Wave of 'beautification' projects heads downtown
Original post made on Oct 30, 2012
Read the full story here Web Link posted Tuesday, October 30, 2012, 11:13 PM
on Oct 30, 2012 at 11:54 pm
Why does the city spend so much tax money downtown and so little on grungy California Ave and Midtown?
on Oct 31, 2012 at 7:02 am
> Why does the city spend so much tax money downtown and so
> little on grungy California Ave and Midtown
The Cal Ave project--destined to make a mess of Cal Ave will bring in over $1M of public money to Cal Ave. As to Midtown, there isn't a lot the City can do other than to take it over. There was a plan to form a Redevelopment Agency some years ago--that would seize all of the propert through eminent domain, and then resell it to a developer who would rebuild Midtown according to the City's (the Council acting as the Redevelopment experts) image. This idea didn't fly--since it was difficult for people to buy that Midtown (as wellas most of Palo Alto) was "blighted"--which the City would have had to claim in order to seize the current owner's properties.
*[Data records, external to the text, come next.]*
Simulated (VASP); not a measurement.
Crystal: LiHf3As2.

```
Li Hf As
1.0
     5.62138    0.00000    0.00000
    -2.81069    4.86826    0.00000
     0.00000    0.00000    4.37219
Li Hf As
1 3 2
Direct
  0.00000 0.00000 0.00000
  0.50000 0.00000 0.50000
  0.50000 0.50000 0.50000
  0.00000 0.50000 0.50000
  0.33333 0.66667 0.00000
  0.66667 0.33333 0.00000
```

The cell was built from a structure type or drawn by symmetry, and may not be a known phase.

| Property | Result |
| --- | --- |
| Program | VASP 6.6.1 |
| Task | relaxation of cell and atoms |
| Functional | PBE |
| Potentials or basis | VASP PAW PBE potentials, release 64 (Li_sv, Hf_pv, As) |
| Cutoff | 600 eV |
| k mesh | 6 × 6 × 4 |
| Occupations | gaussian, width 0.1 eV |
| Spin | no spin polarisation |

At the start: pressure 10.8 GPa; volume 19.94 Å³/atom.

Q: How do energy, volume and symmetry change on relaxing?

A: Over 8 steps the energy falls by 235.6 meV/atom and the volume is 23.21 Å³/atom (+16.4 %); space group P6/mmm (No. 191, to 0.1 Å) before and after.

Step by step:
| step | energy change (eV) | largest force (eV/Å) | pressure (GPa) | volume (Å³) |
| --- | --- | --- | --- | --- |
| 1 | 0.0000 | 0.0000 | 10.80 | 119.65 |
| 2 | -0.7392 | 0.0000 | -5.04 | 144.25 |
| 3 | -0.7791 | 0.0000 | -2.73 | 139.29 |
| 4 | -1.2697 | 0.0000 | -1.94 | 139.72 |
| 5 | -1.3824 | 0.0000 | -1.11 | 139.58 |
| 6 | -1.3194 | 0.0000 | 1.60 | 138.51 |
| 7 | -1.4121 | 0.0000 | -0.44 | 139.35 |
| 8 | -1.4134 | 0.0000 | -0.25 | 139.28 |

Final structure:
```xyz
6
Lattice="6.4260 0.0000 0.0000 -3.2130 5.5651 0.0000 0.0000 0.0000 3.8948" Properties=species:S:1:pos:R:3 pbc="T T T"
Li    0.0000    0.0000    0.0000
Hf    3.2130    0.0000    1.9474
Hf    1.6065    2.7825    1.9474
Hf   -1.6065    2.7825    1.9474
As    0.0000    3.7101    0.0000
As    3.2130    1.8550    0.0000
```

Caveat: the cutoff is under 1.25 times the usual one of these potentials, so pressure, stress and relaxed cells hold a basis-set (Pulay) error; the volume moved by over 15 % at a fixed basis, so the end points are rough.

Now--RDAs are no longer functioning here in California, so that mechanism is out-of-reach of the City. It still can use eminent domain to seize the properties and give them to a favored developr under the misguided Supreme Court "Kello vs New Haven" ruling, although that's not likely either.
That does not mean that a private developer could not step in, buy up some/all of the properties, and redevelop that area. But given the hostility to private businesses that people in the Midtown area have demonstraed in the past--that's not very likely either.
There aren't very many options available to the City, at the moment--other than reducing the number of lanes on Middlefield from four to two--which was proposed back in the mid-90s.
on Oct 31, 2012 at 11:15 am
That plan to make Middlefield two lanes for a 24-hour bicycle route got an incredibly bad reaction from all the residents because, among other problems, it would have eliminated the turn lanes. Given how badly it backs up now , I can't imagine how much worse it would have been.
Our next door neighbor at the time (the late Jean Fowkes) was concerned that her elderly friends would no longer have been able to park in front of her house and would instead have had to hobble up to a traffic light and back. The image of cleaning people and gardeners doing the same with their equipment was not a pretty sight.
Jean did a great job of getting everyone involved to protest the idea.
The city spent a fortune on that traffic study and never could admit how dumb the idea was because there are safer less busy streets for biking and instead "tabled" it rather than kill it entirely.
The stupidity and intransigence of the whole process left a lot of is permanently skeptical of the city / transportation planning process.
The Cal Ave debacle hasn't improved my view of it.